Here’s my space picture redrawn.
Shown again are the planets’ courses in October, November, and December, and Oumuamua’s path in magenta before its discovery, yellow from then to the end of 2017. Perihelion is marked with a tick; closest moment to Earth, with a green line; the vernal equinox direction, with a dashed blue line.
I’ve used slightly revised orbital elements, and a viewpoint rotated from longitude 350° to 160°; and added the “line of nodes.” This is the dashed line from the descending node through the Sun to the ascending node. It is the intersection of the body’s orbital plane with Earth’s (the ecliptic), and should help you to visualize that orbital plane.
Perihelion was closer to the descending node; if you look at the stalks connecting the orbit to the ecliptic plane, you can see that the orbital plane is tilted to the left; the arriving course is more northerly than the departing one.
Some people found the first version unclear. While devising it I must have tried at least a dozen viewpoints, each involving a re-drawing, before deciding on one that seemed clear and did not obscure certain details. Perhaps I’m too accustomed to my own idiom. Jan Kok suggested a view with the body’s orbital plane flat on – parallel with – the paper, or screen. That would be a view from the north pole of the body’s orbit. It might suit a picture for a single body, but the ecliptic plane would be strangely tilted; also, it could not serve for a picture in which another body is added for comparison, or a picture containing several comets. I’ve found that a view from latitude 15° north of the ecliptic works generally for these pictures, with just the longitude varied. It’s like walking – but not flying – around a model to peer at it from various directions.
One commenter mentioned the “MOID” given in various sources. That is the minimum orbital intersection distance: the smallest distance between the orbits – not between the bodies. When Oumuamua was closest south of a point in Earth’s orbit, Earth had not yet reached that point.
It seems hard to find any source that mentions the date of the closest approach; my calculation now spits out Oct. 14. I would be more confident, of course, if Jean Meeus or Aldo Vitagliano, or Gareth Williams of the Minor Planet Center, were doing the calculating.

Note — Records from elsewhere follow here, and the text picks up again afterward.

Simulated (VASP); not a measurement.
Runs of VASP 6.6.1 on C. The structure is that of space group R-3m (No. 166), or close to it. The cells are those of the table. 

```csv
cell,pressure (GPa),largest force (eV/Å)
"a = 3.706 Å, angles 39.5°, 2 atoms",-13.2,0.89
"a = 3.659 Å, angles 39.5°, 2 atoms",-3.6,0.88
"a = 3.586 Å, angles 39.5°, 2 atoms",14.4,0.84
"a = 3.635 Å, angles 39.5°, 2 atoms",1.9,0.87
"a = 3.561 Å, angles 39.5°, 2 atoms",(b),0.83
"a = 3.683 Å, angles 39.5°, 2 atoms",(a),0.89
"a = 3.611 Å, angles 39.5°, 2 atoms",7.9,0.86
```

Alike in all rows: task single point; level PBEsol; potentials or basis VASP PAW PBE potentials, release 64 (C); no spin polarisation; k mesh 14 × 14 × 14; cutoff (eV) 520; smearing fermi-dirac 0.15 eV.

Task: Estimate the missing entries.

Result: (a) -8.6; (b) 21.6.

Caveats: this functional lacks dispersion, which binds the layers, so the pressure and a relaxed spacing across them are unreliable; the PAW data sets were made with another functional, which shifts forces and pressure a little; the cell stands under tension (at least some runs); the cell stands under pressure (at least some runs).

Yes, I should write ‘Oumuamua. The initial mark, which you can call an apostrophe or inverted comma or quotation mark or, perhaps most handily, quotemark, will probably get dropped in circumstances such as computer listings. The quotemark is not a letter in English orthography – it doesn’t represent a segmental phoneme, like p or a – but it is used in transcribing certain unfamiliar consonants from other languages. For the language of Hawaii, which its natives would prefer us to spell as Hawai’i, it represents the “glottal stop” (plosive opening of the glottis, or slit between the vocal cords in the larynx, as in a cough). Hawai’ian has, at least by some linguists’ analysis, the record smallest number of segmental phonemes: 5 vowels and only 8 consonants (including ‘). For comparison, English has around forty, varying with method of analysis, and Khoisan languages of southern Africa have around a hundred, about half being consonants of the “click” or double-articulation type.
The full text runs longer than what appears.